A little swimming in the ocean, a little swimming in the pool, a little laying out while the cabana boys run around. It was a good way to spend Sunday before what will be a 32 hour jouney home. (ugh)

Mary Kay has two weeks of traveling left and I must come home and see about putting all the footage together to get something she can use to promote her project, and then a record of our trip.

I won't miss the heat and humidity but I am definitely going to miss the coffee. I'm bringing some back, but you might want to wait until I figure out how to make it before accepting a cup.

It' been a pleasure sharing my trip with you. If you ever go to Vietnam, let me know and I'll gladly share details and tips!

Hen gap lai (see you again)!

Miss K

Voila! The HOPE Project Video!

Friday, July 15, 2005

You Have Big Bum...

said the seamstress in the cloth market as she patted my ass and we watched a rat scurry across the floor.

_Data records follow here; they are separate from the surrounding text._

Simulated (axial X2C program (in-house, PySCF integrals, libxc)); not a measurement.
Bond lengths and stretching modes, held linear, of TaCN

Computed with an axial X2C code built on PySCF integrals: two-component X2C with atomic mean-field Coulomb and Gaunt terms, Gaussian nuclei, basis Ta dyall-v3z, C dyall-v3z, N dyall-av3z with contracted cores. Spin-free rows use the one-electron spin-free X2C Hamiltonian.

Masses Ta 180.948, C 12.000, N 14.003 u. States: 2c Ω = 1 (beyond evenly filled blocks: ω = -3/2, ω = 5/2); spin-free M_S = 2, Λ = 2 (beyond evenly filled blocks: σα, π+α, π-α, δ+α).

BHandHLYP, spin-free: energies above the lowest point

Getting clothing made in Hoi An is apparently "the" thing to do and because I am in Hoi An (and easily get caught up in the fray) I am doing it. Mary Kay and I arrived in Hoi An Wednesday afternoon after a 3.5 hour ride on a "tourist bus" with ever gabbing (and Australian mocking) spice girls and none of the promised AC. Our driver wouldn't pass a cement truck on a flat straightaway, yet became Mario Andretti passing people as we drove up a curvy mountain road. One passenger was getting sick... no problem... barf in the stairwell and then they'll open the door (while we still drive up said curvy mountain road) and use some water to wash it out. Upon further bus travel in Vietnam, I apologize for being so harsh on our local bus to Ninh Binh.

Hoi An is great! There is a small old town, which reminded both Mary Kay and I of Lijiang in China. Lots of shops, restaurants, art galleries and right along a river. We have been eating fish wrapped in banana leaf, "white rose" (steamed shrimp wrapped in rice paper), and lots of noodles and fruit.

This morning we took a cooking class through a restaurant that gives a portion of their profits to the World Wildlife Fund and uses part of your money to clean up the river. The class started with a very educational trip to the market. The people on the inside sell fish from the ocean, people on the outside sell fish (and assorted water things) from the river. Old women run string around pineapples because poisonous snakes like to eat the edges and if they don't pull those parts off, well you'll be poisoned. Bitter melon is good for your eyes, painted would chopsticks will give you led poisoning and encourage the locals to chop down trees when everyone is better of using the plentiful bamboo. Whew!

After the market, we took a boat ride down the river to the restaurant/school. There are these huge nets strung up on sticks in the river. At night, the fishermen let the nets drop into the water, turn on a light in the middle and when all the fishies come to see what the light is about... they start rolling up the net to capture them all. (On another note, did you know geckos make croaky sounds sort of like frogs or birds? That's what the one above my head on the wall just did).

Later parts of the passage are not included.